A row in a tense-aspect-mood-evidentiality paradigm table. Generalizes @cite{cumming-2026}'s tense-evidential paradigm (Tables 17–22) with optional mood and mirativity fields, enabling unified TAME fragment entries. Existing { label, ep, up } constructions still work because mood and mirative have default values (none).

label : String
Morphological label (e.g., "simple past", "-te PAST")
ep : EPCondition
Evidential perspective constraint: T vs A
up : UPCondition
Utterance perspective constraint: T vs S
mood : Option Core.Discourse.GramMood
Grammatical mood (indicative, subjunctive), if specified
mirative : Option Core.Evidence.MirativityValue
Mirativity value (expected, unexpected, neutral), if specified

Instances For

def Semantics.Tense.Evidential.TAMEEntry.isNonfuture (p : TAMEEntry) :

Is this a nonfuture tense? Derived from the EP constraint.

Equations

p.isNonfuture = p.ep.isNonfuture

Instances For

def Semantics.Tense.Evidential.TAMEEntry.epConstraint (p : TAMEEntry) :

EvidentialFrame ℤ → Prop

The EP constraint as a predicate over EvidentialFrame ℤ.

Equations

p.epConstraint = p.ep.toConstraint

Instances For

def Semantics.Tense.Evidential.TAMEEntry.upConstraint (p : TAMEEntry) :

EvidentialFrame ℤ → Prop

The UP constraint as a predicate over EvidentialFrame ℤ.

Equations

p.upConstraint = p.up.toConstraint

Instances For

def Semantics.Tense.Evidential.downstreamEvidence (f : EvidentialFrame ℤ) :

Cumming's constraint (10): evidence is downstream of the event. T ≤ A — the event precedes (or coincides with) evidence acquisition.

Equations

Semantics.Tense.Evidential.downstreamEvidence f = (f.eventTime ≤ f.acquisitionTime)

Instances For

theorem Semantics.Tense.Evidential.EPCondition.nonfuture_implies_downstream (ep : EPCondition) (f : EvidentialFrame ℤ) (h_nf : ep.isNonfuture = true) (h_ep : ep.toConstraint f) :

downstreamEvidence f

Any nonfuture EP constraint entails downstream evidence (T ≤ A). One proof, five cases — the three nonfuture cases follow from ≤, <, = respectively; the two non-nonfuture cases are eliminated by h_nf.

def Semantics.Tense.Evidential.nonfutureMeaning {W : Type u_1} (f : EvidentialFrame ℤ) (p : Bool) :

Core.Presupposition.PrProp W

Nonfuture meaning as a presuppositional proposition: the presupposition is that evidence is downstream (T ≤ A); the assertion is the bare propositional content p.
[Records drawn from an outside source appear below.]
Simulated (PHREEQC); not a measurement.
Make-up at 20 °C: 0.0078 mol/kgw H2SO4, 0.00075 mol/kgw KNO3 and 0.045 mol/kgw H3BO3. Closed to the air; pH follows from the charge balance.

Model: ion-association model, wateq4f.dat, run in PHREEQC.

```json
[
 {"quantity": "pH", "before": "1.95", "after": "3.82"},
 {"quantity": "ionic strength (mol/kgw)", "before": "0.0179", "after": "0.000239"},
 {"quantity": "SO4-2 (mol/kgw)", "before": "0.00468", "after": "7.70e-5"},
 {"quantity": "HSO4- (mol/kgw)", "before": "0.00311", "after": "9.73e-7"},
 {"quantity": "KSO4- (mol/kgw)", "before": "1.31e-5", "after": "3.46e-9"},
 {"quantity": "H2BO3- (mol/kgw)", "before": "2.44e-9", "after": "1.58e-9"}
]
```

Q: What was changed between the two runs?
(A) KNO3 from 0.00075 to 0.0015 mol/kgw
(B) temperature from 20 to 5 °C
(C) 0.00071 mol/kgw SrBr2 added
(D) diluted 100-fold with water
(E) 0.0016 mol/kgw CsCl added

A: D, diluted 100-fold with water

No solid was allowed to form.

This captures the non-truth-conditional status of the evidential constraint: it is a felicity condition (presupposition), not part of what is asserted. Parameterized over an arbitrary world type W.

Equations

Semantics.Tense.Evidential.nonfutureMeaning f p = { presup := fun (x : W) => decide (f.eventTime ≤ f.acquisitionTime), assertion := fun (x : W) => p }

Instances For

theorem Semantics.Tense.Evidential.nonfutureMeaning_presup {W : Type u_1} (f : EvidentialFrame ℤ) (p : Bool) (w : W) :

(nonfutureMeaning f p).presup w = decide (f.eventTime ≤ f.acquisitionTime)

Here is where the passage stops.